But why would they be permitted anything? That would require considering them equals and peers, entitled to the same rights and freedoms as everybody else. But they are not, they are a disgusting basket of deplorables. They are not permitted anything except to shut up and be thankful they are not being sent to reeducation camps. At least not yet.
The Left feels they own pretty much every institution in the nation, and the right owns what? A bunch of rednecks with guns in their basements? They spoke openly and repeatedly at how they consider it to be laughable against the power of the government. And they are not entirely wrong in that. The Left has been willing to apply both chaotic power (antifa, BLM, now Hamas support gangs) and the lawful power (look what happened to Proud Boys and Jan 6 protestors) very forcefully and successfully, and the Right, with all their bragging about how many guns they have, has not been able to do jack about it. So no wonder they are very confident about pressing further, and are totally unafraid of any escalation. They feel they can handle anything, and easily.
Natural law.
Your country is not founded on the sole primacy of might. You'd have to be fine with slavery if it was.
But you can't fight for self determination only when convenient. Lest you tarnish the political formula into mere power.
And at that point, yeah anyone's entirely justified in opposing you to the death so long as they win. Not a position anyone reasonable wants to be in.
Natural law only applies to men of honour who will kill for that honour and glory.
Hobbes, locke, and the founding fathers assumed they lived in a world where men would look a man in the eye and murder him rituallistically as his friends watched, because the man had insulted him, and that that man would sooner stare down a pistol and "Recieve fire" than reveal himself a coward.
Unless you're willing to die and kill for your personal pride and pride alone you are not a free man with natural rights but a slave.
We are doomed to be slowly conquered by the cartels, they will slowly take over and slaughter all who oppose them and we'll deserve it and the gods will howl in rage that they show us any mercy.
Much as this could be brought up and debated in other contexts, is there any other American foe that is more worthy of being called men of honor in this sense than the Confederacy? But let's not take easy asides, your real objection to what I'm saying is that you think power is the thing-in-itself and the fictions I'm talking about have no reality except as to describe the relationships between the weak and the strong.
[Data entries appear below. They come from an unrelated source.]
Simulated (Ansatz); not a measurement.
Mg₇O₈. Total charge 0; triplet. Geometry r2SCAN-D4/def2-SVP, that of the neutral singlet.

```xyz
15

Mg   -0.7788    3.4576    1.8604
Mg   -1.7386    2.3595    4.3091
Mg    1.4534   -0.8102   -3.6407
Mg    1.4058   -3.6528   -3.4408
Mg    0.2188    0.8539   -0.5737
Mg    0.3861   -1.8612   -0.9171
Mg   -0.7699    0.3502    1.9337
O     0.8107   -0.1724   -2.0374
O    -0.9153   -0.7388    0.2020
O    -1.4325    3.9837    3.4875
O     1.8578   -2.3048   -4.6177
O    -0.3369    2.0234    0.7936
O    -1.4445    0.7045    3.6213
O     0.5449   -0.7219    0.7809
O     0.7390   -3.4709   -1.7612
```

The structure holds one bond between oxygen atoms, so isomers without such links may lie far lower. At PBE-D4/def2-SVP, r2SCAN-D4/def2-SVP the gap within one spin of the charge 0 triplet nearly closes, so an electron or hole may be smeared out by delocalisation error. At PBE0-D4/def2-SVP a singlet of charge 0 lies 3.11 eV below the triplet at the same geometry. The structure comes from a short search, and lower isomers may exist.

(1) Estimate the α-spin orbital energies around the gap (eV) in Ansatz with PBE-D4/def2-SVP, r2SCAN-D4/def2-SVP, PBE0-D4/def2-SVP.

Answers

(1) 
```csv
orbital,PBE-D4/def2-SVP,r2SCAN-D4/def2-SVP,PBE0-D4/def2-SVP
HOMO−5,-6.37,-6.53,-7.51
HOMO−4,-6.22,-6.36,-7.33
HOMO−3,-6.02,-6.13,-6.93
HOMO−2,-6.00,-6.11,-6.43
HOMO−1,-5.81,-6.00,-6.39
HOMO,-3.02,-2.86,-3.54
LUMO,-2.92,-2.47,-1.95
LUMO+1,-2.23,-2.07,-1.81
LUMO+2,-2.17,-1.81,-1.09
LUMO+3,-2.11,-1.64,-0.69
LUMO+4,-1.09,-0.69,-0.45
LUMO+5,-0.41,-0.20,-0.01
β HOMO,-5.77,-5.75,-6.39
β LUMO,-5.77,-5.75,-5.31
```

I disagree because I think there is such a thing as magic. The sentimentality that binds people into being a nation and not just a warband is a spell that has to be taken into account. Mere brutes are not lasting rulers. Women lord it over men that could easily overpower them. The story people tell about what they're doing, though it cannot replace the reality of the deed, is still very important.
And though as you justly point out, the higher levels of civilization Hobbes calls out for are only possible if we retain the ability to do violence. These higher levels are still real, desirable, meaningful and -- insofar as the Enlightenment is wrong about there ever being a state of nature -- natural.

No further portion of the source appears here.